A Russian TV presenter has been fired, after coming out as gay live on-air. Anton Krasovsky had covered anti-gay propaganda laws in Russia.
He was the editor-in-chief of Kontr TV and shocked his audience and producers with his surprise announcement several months ago.
"I'm gay, and I'm just the same person as you, my dear audience, as President Putin, as Prime Minister Medvedev and the deputies of our Duma" he is quoted as saying.
The video has reportedly been deleted from the station website.
Krasovsky has said he had not been preparing to do it, but made the decision a couple of hours before the show because he felt uncomfortable covering LGBT affairs in Russia without being honest with his audience.

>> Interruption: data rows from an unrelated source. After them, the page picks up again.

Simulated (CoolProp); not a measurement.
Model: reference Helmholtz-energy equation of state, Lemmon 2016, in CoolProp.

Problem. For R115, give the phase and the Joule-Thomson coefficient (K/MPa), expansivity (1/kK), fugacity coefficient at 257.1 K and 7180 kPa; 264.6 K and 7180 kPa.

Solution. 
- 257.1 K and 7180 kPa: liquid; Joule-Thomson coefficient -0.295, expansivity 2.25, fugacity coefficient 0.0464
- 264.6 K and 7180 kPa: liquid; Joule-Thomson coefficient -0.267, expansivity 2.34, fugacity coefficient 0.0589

"Because I felt like a hypocrite, and hypocrisy is what I hate the most about people" he told Snob.ru. "The meaning of this whole story we are discussing now is that throughout my whole life I've been struggling with myself. And this - as you call it - coming out is just another battle with myself, with my own hypocrisy, my own lies and my own cowardice".
Meanwhile calls are growing for a boycott of next year's Winter Olympics in Russia in protest at what campaigners have called its "barbaric" new homophobic laws.
British Broadcaster Stephen Fry has appealed directly to UK Prime Minster David Cameron and members of the International Olympic Committee [IOC] to stop the games being held in Russia, comparing Vladimir Putinss treatment of gay people to Adolf Hitler’s treatment of Jews.
He said allowing the games to go ahead in Putin’s Russia would be comparable to the decision to hold the 1936 Olympics in Nazi Germany.
Four-time Olympic champion diver Greg Louganis has delivered a 320,000 signature petition to IOC headquarters in Switzerland, urging it to condemn Russia’s "anti-gay laws".
And US President Barack Obama said earlier this month "I think they [Putin and Russia] understand that for most of the countries that participate in the Olympics, we wouldn't tolerate gays and lesbians being treated differently."